A child lies, causing an international incident and providing a cautionary tale about suspending scepticism in this interconnected age.
This past weekend, the French national rugby team played a second test match against the New Zealand All Blacks in Wellington. In the early hours of the following morning, Mathieu Bastareaud, a 20-year-old centre for the French team, was attacked from behind by five men as he headed back to the team hotel. Only one small problem: Bastareaud was lying.
The Rugby World Cup will be held in New Zealand in only a couple of years, and the suggestion of danger could be incredibly damaging as people decide whether to come to New Zealand or not. More broadly, the incident damaged New Zealand’s international reputation as a safe destination, and slandered Wellington specifically.
Bastareaud only admitted he lied after persistence from the New Zealand Police who found that there was no evidence to back his claim. In fact, hotel security camera footage showed him entering the hotel uninjured. The NZ Police threatened to release the footage, and then—finally— Bastareaud confessed, after wasting countless hours of police time investigating a crime that never happened.
Bastareaud admitted that he was drunk, fell down and hit his head. That much we know for certain. However, the French team whisked him out of the country immediately and refused to push for prosecution, which seemed awfully suspicious. Now we know why they did it: The most likely reason is that they were covering up Bastareaud’s lie.
French rugby and Bastareaud have sort of apologised, but I suspect that the attitude of Max Guazzini, the president of Stade Francais, is more typical of French attitudes: "It was a youthful error."
Bastareaud’s lie smeared New Zealand’s reputation, and potentially damaged the country's tourism potential. To excuse it as a “youthful error” is not good enough. Bastareaud should be punished by French rugby, but French rugby itself should be punished for what seems like pretty obvious collusion, and they should reimburse New Zealand taxpayers for the money wasted investigating a non-existent crime. We won’t see any of that.

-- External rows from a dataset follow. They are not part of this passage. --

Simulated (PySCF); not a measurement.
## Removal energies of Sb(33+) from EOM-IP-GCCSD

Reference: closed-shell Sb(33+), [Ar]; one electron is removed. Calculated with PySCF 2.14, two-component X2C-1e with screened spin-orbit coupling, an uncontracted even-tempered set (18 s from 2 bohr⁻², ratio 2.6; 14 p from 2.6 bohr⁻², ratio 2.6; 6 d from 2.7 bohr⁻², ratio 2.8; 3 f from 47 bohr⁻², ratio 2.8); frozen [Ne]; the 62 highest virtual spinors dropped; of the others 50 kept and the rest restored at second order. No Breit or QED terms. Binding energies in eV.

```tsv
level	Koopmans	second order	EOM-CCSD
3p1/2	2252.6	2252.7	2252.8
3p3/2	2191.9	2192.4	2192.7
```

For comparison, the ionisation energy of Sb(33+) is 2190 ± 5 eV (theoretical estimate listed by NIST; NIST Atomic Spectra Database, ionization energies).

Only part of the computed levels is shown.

So, in the end, we’re left with the caution: No matter what the news story is, doubt it, be suspicious and—most important of all—don’t be quick to repeat a story as true until there’s some time to verify it. As the old journalism saying I’m too lazy to identify puts it, “if your mother says she loves you, check it out”. If only the media had followed that advice before reporting Bastareaud’s attack as if it was real, this sorry mess may never have happened.